Human Rights, Story-Ballet and Insects: The Oxford Enlightenment Programme for 2018-2019

Friday, 9 November, 2018

Our 2018-2019 programme (pdf) is spearheaded by events on human rights and the Enlightenment, a much-debated topic with contemporary implications. Towards the end of the eighteenth century, two emblematic documents took for granted the view that human beings were entitled to certain basic universal rights (albeit within clearly demarcated political communities). In August 1789, the French Declaration of the Rights of Man and the Citizen began with a reference to ‘the natural, inalienable, and sacred rights of man’; while thirteen years earlier, the Founding Fathers of the nascent United States famously held ‘these truths to be self-evident, that all men are created equal, that they are endowed by their Creator with certain unalienable Rights, that among these are Life, Liberty and the pursuit of Happiness’.

In both cases reality on the ground did not match the universalist thrust of the celebratory Declarations. Moreover, eighteenth-century concepts of human rights should not be teleologically conflated with contemporary, post-war ideas and documents bearing similar titles (see, for example, Samuel Moyn’s account of the very recent history of present-day human rights). While trying to avoid such a distorting perspective, significant questions remain to be answered concerning, in the first place, the origins of the rights discourse so manifest in the American and French Declarations of the late eighteenth century; and, secondly, the intellectual genealogy of human rights from the Age of Revolutions onwards.

In our first event this year, the Besterman Lecture of the Voltaire Foundation on 15 November 2018, Keith Michael Baker of Stanford University – one of the foremost scholars of the French Revolution – will subject to close scrutiny different contexts and discussions of human rights in the early stages of the Revolution. The title of his lecture is ‘Writing Rights in 1789’. At the other end of the academic year, on 29 April 2019, Dan Edelstein (also of Stanford) will return to the origins of some of the basic notions at the heart of the Revolution in the inaugural George Rousseau Lecture, provisionally entitled ‘Liberty as Equality: Rousseau and Roman Constitutionalism’. The Lecture has been made possible by a generous gift from George Rousseau, a leading scholar of eighteenth-century culture, to Magdalen College (where the event will take place). The George Rousseau Lecture will be preceded by an afternoon colloquium (on the same day) on human rights and the Enlightenment, taking its cue from Dan Edelstein’s forthcoming book on the topic. We are delighted to welcome to Oxford for this discussion three major scholars of eighteenth-century political thought: Annelien de Dijn (Utrecht), Mark Philp (Warwick), and Céline Spector (Sorbonne, Paris).
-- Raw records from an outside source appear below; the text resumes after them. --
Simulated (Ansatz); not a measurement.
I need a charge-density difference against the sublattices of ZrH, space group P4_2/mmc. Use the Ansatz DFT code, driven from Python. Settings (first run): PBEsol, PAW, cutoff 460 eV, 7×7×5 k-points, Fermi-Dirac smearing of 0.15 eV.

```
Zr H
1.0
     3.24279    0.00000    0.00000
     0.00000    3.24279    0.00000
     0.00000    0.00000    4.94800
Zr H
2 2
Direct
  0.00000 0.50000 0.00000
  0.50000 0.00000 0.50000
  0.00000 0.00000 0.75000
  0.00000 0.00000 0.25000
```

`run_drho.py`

Beyond this thematic focus, the Enlightenment Workshop returns in the second and third terms with a genuinely interdisciplinary programme on diverse aspects of eighteenth-century European culture. Daniel Fulda, Director of the Enlightenment Research Centre at the University of Halle (IZEA), will show us how major Enlightenment ideas were represented visually. Emma Spary (Cambridge) will examine the relationship between humanism and eighteenth-century scholarship by focusing on botany and what she calls ‘the Enlightenment of ginseng’. Moving on from flora to fauna, Dominik Hünniger of the Lichtenberg-Kolleg at the University of Göttingen will discuss the ways in which Enlightenment authors imagined and depicted the reproduction of insects. In papers on eighteenth-century British culture, Ros Ballaster (English, Oxford) will investigate the interface between theatre and the novel by focusing on Charlotte Lennox and Oliver Goldsmith, and Peter Sabor (McGill University, Montreal) will share with us some of the insights gained through his impressive editorial work on authors of the Burney family. In other sessions, Kate Tunstall (French, Oxford) will discuss representations of the unsuccessful attempt to assassinate Louis XV in 1757, and Julia Bührle (English, Oxford) will look at the links between eighteenth-century dance and literature in a session on the Enlightenment’s ‘story-ballet’. In the third term, Iwan-Michelangelo D’Aprile (co-director of the Research Center Sanssouci in Potsdam) will talk about eighteenth-century migration politics, while Maxine Berg (Warwick) will take us to one of the farthest reaches of the Enlightenment: Nootka Sound on the northwestern Pacific coast.

Last but not least, Richard Whatmore of the University of St Andrews will survey the activities of eighteenth-century Genevans in Ireland in a paper promisingly entitled ‘Terrorists, Anarchists and Republicans’. Professor Whatmore will accompany the rich menu of the Enlightenment Workshop with his series of six Carlyle Lectures on ‘The End of Enlightenment’. The dates and titles are available on the History Faculty website.

From eighteenth-century human rights and migration politics to the performance arts via ginseng and insects: we hope to provide something of interest to anyone who would like have a closer, unusual look at the European Enlightenment.